Saturday, January 30, 2016

Ehrenreich Can't Get No Satisfaction

Throughout Barbara Ehrenreich's novel, Nickel and Dimed, she steps away from her life as a successful writer and devotes her life to living off of low paying jobs like waiting on the masses and refolding shirts in the women's section of the nation's largest super store.

When arriving at her afternoon shift at Walmart, Barbara grabs the daily newspaper from the overflowing garbage outside. The headline describes how the "1,450 hotel workers, members of the Hotel Employees and Restaurant Employees Union, strike nine local hotels. A business writer in the Pioneer Press, [comments] on this plus a Teamsters' striking at the Pepsi-Cola bottling plant and a march by workers demanding union recognition at a St. Pail meatpacking plant (187). This seems to light a fire in Ehrenreich's heart and she expresses her feelings toward starting a union with her fellow employees. Similar to before at her maid job, she feels an initiative to stand up for the other voiceless workers, but in this case, she is not the first to do so. After this headline is when she starts expressing her opinion once more to those who would listen, and saw that many felt the same way that she did. Everyone seemed to want higher wages, more reasonable break times, and more voice with their superiors who they lived in fear of, even if they were thirty years younger then them. When Barbara confronted her boss when she worked at The Maids, she was able to get a raise and ensure that her injured friend continued to get paid after hurting her ankle while on the job. When she tells her friend Melissa that she is planning on quitting their Walmart job, Melissa felt the same way and planned on applying for a job at a local factory for higher wages. Even the news report of strikes and unions made another coworker of hers ecstatic in the break room and even swore from excitement, breaking one of the major rules of the job.

Sunday, January 24, 2016

Sticking It to the Man In the Workplace

Barbara Ehrenreich is a writer to stands up for individuals in poverty and the treatment that they receive because of it. In her novel, Nickel and Dimed, she describes her life when she experimented with disconnecting herself from her past world and completely devoting her time to work low paying jobs and living in cramped spaces. In reality, the test seems to show how difficult it is to get by on such little payments and being looked down on by others.

When she moves to Main
e to see if she could get by on a different set of jobs, she takes on a cleaning job for The Maids. They work long and strenuous hours in relatively expensive houses and are paid very little for vacuuming, dusting, and scrubbing. Their boss, Ted, holds all of the power and none of the other maids have the courage to stick up for themselves. When Barbara expresses her frustrations on their drive back to the office after Holly had hurt her ankle while on the job, the other women do not stir or say a word. She explains how she was "shaking with anger (at Ted), betrayal (in the cases of Marge and Denise), and most of all at my own total helplessness" (112). Barbara is so affected that she takes matters into her own hands. When Holly agrees to call Ted to report her incident, she repetively apologizes and wheeps over the phone. Enraged,  Barbara takes the phone and yells at Ted that he "can't keep putting money above his employees' health and [she doesn't] want to hear about 'working through it,' because [Holly] is in really bad shape" (110). Luckily her rant turns out to only help her as well as Holly when she returns to the office. When she confronts Ted, he rewards her with a raise to $6.75 an hour and excuses Holly to go home, but still get paid for the day.

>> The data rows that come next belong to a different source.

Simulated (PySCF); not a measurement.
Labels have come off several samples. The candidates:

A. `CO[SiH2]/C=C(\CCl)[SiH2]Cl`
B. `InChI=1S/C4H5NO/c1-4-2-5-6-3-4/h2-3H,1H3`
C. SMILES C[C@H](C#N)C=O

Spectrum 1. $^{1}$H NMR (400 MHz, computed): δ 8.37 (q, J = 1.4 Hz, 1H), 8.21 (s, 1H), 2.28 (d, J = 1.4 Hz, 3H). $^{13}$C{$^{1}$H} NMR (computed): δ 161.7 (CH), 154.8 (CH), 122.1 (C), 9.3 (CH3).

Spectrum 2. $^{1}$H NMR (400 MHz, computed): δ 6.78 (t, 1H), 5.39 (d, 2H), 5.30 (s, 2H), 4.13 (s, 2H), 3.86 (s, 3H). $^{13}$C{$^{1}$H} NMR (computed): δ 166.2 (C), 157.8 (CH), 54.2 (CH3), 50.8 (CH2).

Sticking up to a boss is intimidating for anyone, especially if you work for very little and could be replaced in a heartbeat. Awful work conditions have lasted throughout centuries all around the world sand very few people take the initiative to use what little voice they have and stick up for themselves and their coworkers. Barbara is still keeping her secret about her project from the new people that she meets, but cannot stand such oppression and little voice that these women have gotten in the work place. How they support multiple family members on a salary meant for one person while their corporate leaders make money without a care.